Access to capital is a critical factor in the viability of cities, but it’s not the only obstacle to a post-bankruptcy rebirth for Detroit, Stockton, and the many cities for which a bankruptcy may be in the future. Instead, access to capital is less important than a sound strategy for new land uses and attitudes that can revitalize a city. Luckily, we have many examples of good strategies.
Sophie Quinton of Atlantic Cities writes about a booming urban district in Cleveland. Although the industrial histories are different, Cleveland shares a Rust Belt heritage with Detroit, so should be a good role model for a Detroit rebirth. What has worked in Cleveland may also work in Detroit.
The key player in for the 4th Street district in Cleveland was a land development firm with the resources, patience, and good timing to assemble the parcels to provide necessary for a critical mass. The strategy was to create an entertainment district that would create a demand for housing and retail. The strategy is working as other development firms are jumping into the district with their own projects.
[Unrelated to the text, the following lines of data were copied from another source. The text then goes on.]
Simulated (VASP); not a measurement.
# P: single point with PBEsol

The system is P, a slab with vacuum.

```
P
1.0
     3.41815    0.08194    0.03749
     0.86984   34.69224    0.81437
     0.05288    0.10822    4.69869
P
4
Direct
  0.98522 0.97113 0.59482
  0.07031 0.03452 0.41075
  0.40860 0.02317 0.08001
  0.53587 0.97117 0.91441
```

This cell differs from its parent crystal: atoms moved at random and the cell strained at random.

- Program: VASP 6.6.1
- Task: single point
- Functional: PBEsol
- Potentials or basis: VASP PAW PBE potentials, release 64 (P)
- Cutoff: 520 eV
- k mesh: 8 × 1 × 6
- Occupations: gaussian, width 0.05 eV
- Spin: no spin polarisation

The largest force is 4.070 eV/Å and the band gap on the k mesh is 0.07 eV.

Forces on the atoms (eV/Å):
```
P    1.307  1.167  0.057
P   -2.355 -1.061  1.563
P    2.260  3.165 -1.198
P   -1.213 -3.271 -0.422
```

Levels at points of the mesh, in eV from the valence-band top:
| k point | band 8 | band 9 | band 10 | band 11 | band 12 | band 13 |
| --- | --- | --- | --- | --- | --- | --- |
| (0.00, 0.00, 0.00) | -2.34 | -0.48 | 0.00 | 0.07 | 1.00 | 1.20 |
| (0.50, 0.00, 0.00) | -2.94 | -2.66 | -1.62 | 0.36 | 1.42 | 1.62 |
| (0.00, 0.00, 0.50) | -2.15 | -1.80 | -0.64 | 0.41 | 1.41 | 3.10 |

I was recently introduced to the term “risk-oblivious”, which provides insight to the Cleveland effort. The concept is based on the fact that the early stages of urban revitalization often include pushing back against a lawlessness that had permeated the district.
Many demographic segments are unwilling to reside in a district in which illegal activities recently held sway. However, young adults are often willing to be risk-oblivious in exchange for lower rents and the sense of living on the cutting edge. The process of urban revitalization is the gradual transition from risk-oblivious residents to risk-averse residents. By the time the risk-averse folks arrive, the risk-oblivious have begun pioneering another revitalization district.
Using that terminology, the 4th Street district in Cleveland is well along the process from risk-oblivious to risk-averse.
Also, a developer need not be the catalyst of urban revitalization. In both Chatham Square in New Haven and Codman Square near Boston, it was neighborhood organizations who led the effort.
In Chatham Square, the key step occurred when multiple citizen initiatives to preserve the district were coordinated into a coherent strategy. The strategy included neighborhood festivals and outreach to the real estate community.
The outreach featured a frank acknowledgment of the challenges still faced by the neighborhood, but paired those challenges with the strategies being implemented to overcome the challenges. It was a successful approach, with new residents buying into a neighborhood with vision.
For Codman Square, the focus was on new transit stations. A transit line had been extended through the district, but no stations had been provided. Extensive lobbying eventually brought those stations to the district, triggering other neighborhood improvements
It’s interesting to note that the Cleveland, New Haven, and Boston stories were are all headlined by relatively minor players. In one case, it was a small development firm, with the other two being neighborhood organizations.
I recently debated a friend about the need for major capital in urban rebirth. He argued that a large player was required to secure sufficient land and to provide sufficient capital for urban revitalization to succeed. I disagreed, arguing that the better route was through numerous small players working in parallel. The Cleveland, New Haven, and Boston examples buttress my argument.
I suggest that urbanism, in its totality, is a winning gamble, but that individual wagers can be lost. That fact argues for many small bets in place of fewer large bets.
I’ll offer an analogy to support my point. Let’s say that a gambler has $10,000 that he must turn into $100,000. Furthermore, let’s assume that he has identified a casino which will return an average of 102 percent of a wager. (As most presumably know, a realistic number is 98 percent, which is how casinos stay in business.)
To continue with our analogy, what is the best strategy for the gambler upon entering the casino? Is it to place the entire $10,000 on a single bet? Or to place a series of $10 bets?
Although the odds favor the gambler, a single large bet would give away that advantage. With a single large bet, especially if winning bets are doubled, the gambler would likely soon go bust. But with many smaller bets, the gambler would almost assuredly build his stake to his $100,000 goal.
Urbanism similarly benefits from many small bets, however frustrating it may be to those who wish to take a big jump into urbanism.
There is another way in which small works better for urbanism. Urbanism is an attempt to recreate a historic way of building cities, but applied to 21st century technology and sensibilities. No one has a perfect vision of what that means. Numerous small projects, acting as crucibles, provide the best laboratory for that effort. If a project is struggling to find market acceptance, the developer can look to another project a few blocks away for different ideas. Large, extended scale projects don’t offer that opportunity.
I’ll offer one last thought before closing. The Cleveland, New Haven, and Boston examples provide models for urban revitalization where the neighborhood has reached bottom. But the concepts also have application when the bottom is still in the future. With many cities looking at the possibility of bankruptcy in the not-too-distant future, now might be the best time for developers and neighborhoods group, with support from city hall, to implement these strategies.